Tuesday, October 20, 2009

I want to become a better teacher

Jaime Escalante. Rafe Esquith. That woman who divorced Patrick Duffy. Those are great teachers. Why can't I be one?

Maybe it's because I can't follow through with promises to myself. In my first post I called myself out on using rhetorical questions and I obviously couldn't keep that down for even one post. It's not that I don't have some good ideas, buy my follow-through, my persistence, my sticktoitiveness (a word I encountered during an institute day presentation) looks more like Goofus than Gallant.

There are issues with the teachers I mentioned about their commitment and possible lack of home/family life, but that's a topic for another day. Time is certainly in short supply for me, being a parent to three children, two of whom just had to be born at the same time. There is time enough, though, but the energy is in short supply. I feel like an old lithium battery that just can't hold a charge anymore.

Does anyone else feel that whoosh of lost energy at about 4 p.m. every day? Last night, I sat in the recliner as my lovely wife got dinner together for the doodle duo (and they played in big cardboard boxes that brought their cute pink chairs). I closed my eyes, and . . . well, y'know, there were 10 minutes gone.

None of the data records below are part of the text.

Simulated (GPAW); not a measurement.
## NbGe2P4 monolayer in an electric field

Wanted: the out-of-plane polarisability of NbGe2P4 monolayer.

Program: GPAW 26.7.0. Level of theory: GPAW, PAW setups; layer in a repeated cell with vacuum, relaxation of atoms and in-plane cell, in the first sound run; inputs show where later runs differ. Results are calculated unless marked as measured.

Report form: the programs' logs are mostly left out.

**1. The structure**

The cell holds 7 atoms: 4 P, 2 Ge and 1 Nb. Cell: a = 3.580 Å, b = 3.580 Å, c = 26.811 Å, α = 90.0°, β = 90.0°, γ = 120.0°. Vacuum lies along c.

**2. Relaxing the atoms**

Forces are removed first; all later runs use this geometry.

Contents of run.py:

Of course I know that my job is not special in terms of causing exhaustion. I'm not complaining about my lot in life and I do understand that most occupations have their own private hells. The grass does look greener sometimes, even when I look at what my lovely wife does -- special education -- and how few students are under her care (about 40 to my 140). I see her come home exhausted, I listen to her stories about trifling colleagues, I've even visited classrooms with her and met some severely affected kids; and, yet, I drool over that lopsided ratio as if the fix is all in the numbers. But I know it is not.

The key is science. Or at least the scientific method, since science is, of course, banned now in U.S. public schools. Observation and notes, the hallmarks of good scienticians, are the keys in my pursuit of a Golden Apple (I don't care about awards, but of course I do). As I mentioned, I have good ideas. I need to try them, reflect on the outcomes, and then keep what works and ditch the rest.